Past Reviews

Broadway Reviews

Once

Theatre Review by Matthew Murray - March 18, 2012

Once Book by Enda Walsha. Music and lyrics by Glen Hansard & Markéta Irglová. Based on the motion picture written and directed by John Carney. Directed by John Tiffany. Scenic and costume Design by Bob Crowley. Lighting design by Natasha Katz. Sound design by Clive Goodwin. Dialect Coach Stephen Gabis. Music Supervisor and orchestrations Martin Lowe. Movement by Steven Hoggett. Starring Steve Kazee, Cristin Milioti, David Abeles, Will Connolly, Elizabeth A. Davis, David Patrick Kelly, Anne L. Nathan, Lucas Papaelias, Ripley Sobo, Andy Taylor, McKayla Twiggs, Erikka Walsh, Paul Whitty, J. Michael Zygo.
Theatre: Bernard B Jacobs Theatre, 242 West 45th Street between Broadway and 8th Avenue
Schedule: Tuesday at 7 pm, Wednesday at 2 pm and 8 pm, Thursday and Friday at 8 pm, Saturday at 2 pm & 8 pm, Sunday at 3 pm
Running Time: 2 hour 30 minutes, with one itermission
Audience: Contains limited profanity, including the “f” word, but is otherwise an extremely wholesome show. Children under the age of 4 are not permitted in the theatre.
Ticket prices: $59.50 - $226.50
Tickets: Telecharge


Cristin Milioti and Steve Kazee
Photo by Joan Marcus.

Broadway frequently gives way to fairy tales, but they don't all end with a “happily ever after.” This is doubly true of the musical Once, which just opened at the Bernard B. Jacobs. This stage adaptation of the cult 2007 Irish film of the same title drills into your head the sad, but admittedly true, message that not every love story is destined to end as you think it should (or hope it will). Unfortunately, it does so in a way that teases the affection you so want to give it, but doesn't respect you enough to return the favor.

Songwriters Glen Hansard and Markéta Irglová and especially book writer Enda Walsh have sacrificed nearly all the charm and the simplicity of the movie (which was written and directed by John Carney) in favor of heavy-handed thematic declarations and a firmer dedication to hollow laughs than to centered storytelling. These qualities, which brand imbalanced musicals more than they do satisfying, integrated ones, prevent Once, which premiered at the American Repertory Theatre in Massachusetts a year ago and opened Off-Broadway at New York Theatre Workshop in December, from evincing much in the way of honest spirit or soul.
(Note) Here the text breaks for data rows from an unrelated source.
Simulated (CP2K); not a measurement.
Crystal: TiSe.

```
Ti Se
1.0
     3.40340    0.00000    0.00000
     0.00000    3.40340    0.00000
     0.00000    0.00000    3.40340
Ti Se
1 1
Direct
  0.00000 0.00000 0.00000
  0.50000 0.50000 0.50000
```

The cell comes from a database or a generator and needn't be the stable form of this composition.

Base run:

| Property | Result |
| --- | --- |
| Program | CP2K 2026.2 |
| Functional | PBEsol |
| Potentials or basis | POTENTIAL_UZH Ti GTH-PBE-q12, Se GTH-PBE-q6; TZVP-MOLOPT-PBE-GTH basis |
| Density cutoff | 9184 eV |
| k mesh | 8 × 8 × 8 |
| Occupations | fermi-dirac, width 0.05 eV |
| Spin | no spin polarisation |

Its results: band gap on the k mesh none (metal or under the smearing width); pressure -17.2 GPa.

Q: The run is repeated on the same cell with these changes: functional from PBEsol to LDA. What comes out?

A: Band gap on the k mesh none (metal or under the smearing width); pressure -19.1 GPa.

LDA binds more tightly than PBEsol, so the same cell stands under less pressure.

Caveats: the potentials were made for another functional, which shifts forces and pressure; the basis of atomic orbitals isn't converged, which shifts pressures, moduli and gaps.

There have been some improvements since NYTW, mostly in terms of the performances. As the street singer–vacuum repairman Guy, who plunges his despair over his absent girlfriend into his cherished acoustic guitar, Steve Kazee has mellowed: He's warmer and more consistent now in presenting a man whose heart never ends up in quite in the right place. As the Girl he meets, who convinces him to record a demo disc of his songs and chase down his girlfriend in New York, Cristin Milioti has grown more pointed and shrill, and if she's afraid her character's gentle exhortations in favor of music and love won't otherwise reach the back row. And Paul Whitty has pulled back from the abyss of hyperactivity and made the music store owner Billy, who has a crush on the Girl and a role to play in the disc's creation, something more resembling a person.

But no one, from the writers to the actors to especially director John Tiffany have given this show what it's most needed: a return injection of the film's humanity. Carney's writing, coupled with grippingly raw (and partially improvised) performances by Hansard and Irglová as the Guy and Girl, resulted in a romance that more emotionally resonant for its leanness. Using exclusively diegetic songs (including “Falling Slowly,” which won an Academy Award) and just the barest slate of supporting characters, it spun the thinnest thread of a plot about a week in this couple's lives into something that was hopeful and heartfelt in spite of the fact that there was little question their pairing would not last. (The Girl is likewise bonded: to her estranged husband and her young daughter.)

In crafting his libretto, Walsh took things in the opposite direction, and achieved the opposite effect. Building up the waifish, inspiring Girl into a woman of pronounced strength and overt muse-like qualities makes her impact on the Guy less persuasive and magical. He also inflated many of the people on the periphery, such as Billy, the music-loving bank manager (Andy Taylor), and the Girl's mother (the game Anne L. Nathan) and room- and bandmates (Will Connolly, Elizabeth A. Davis, Lucas Papaelias), by giving them larger-than-life personalities and bits of dopey business that transform them from finely carved atmosphere into comedians in training. Except for too-brief occurrences by David Patrick Kelly as the Guy's gentle, well-meaning father, the world and its inhabitants that surround the Guy and Girl during their almost-but-not-quite relationship are unreal and unaffecting.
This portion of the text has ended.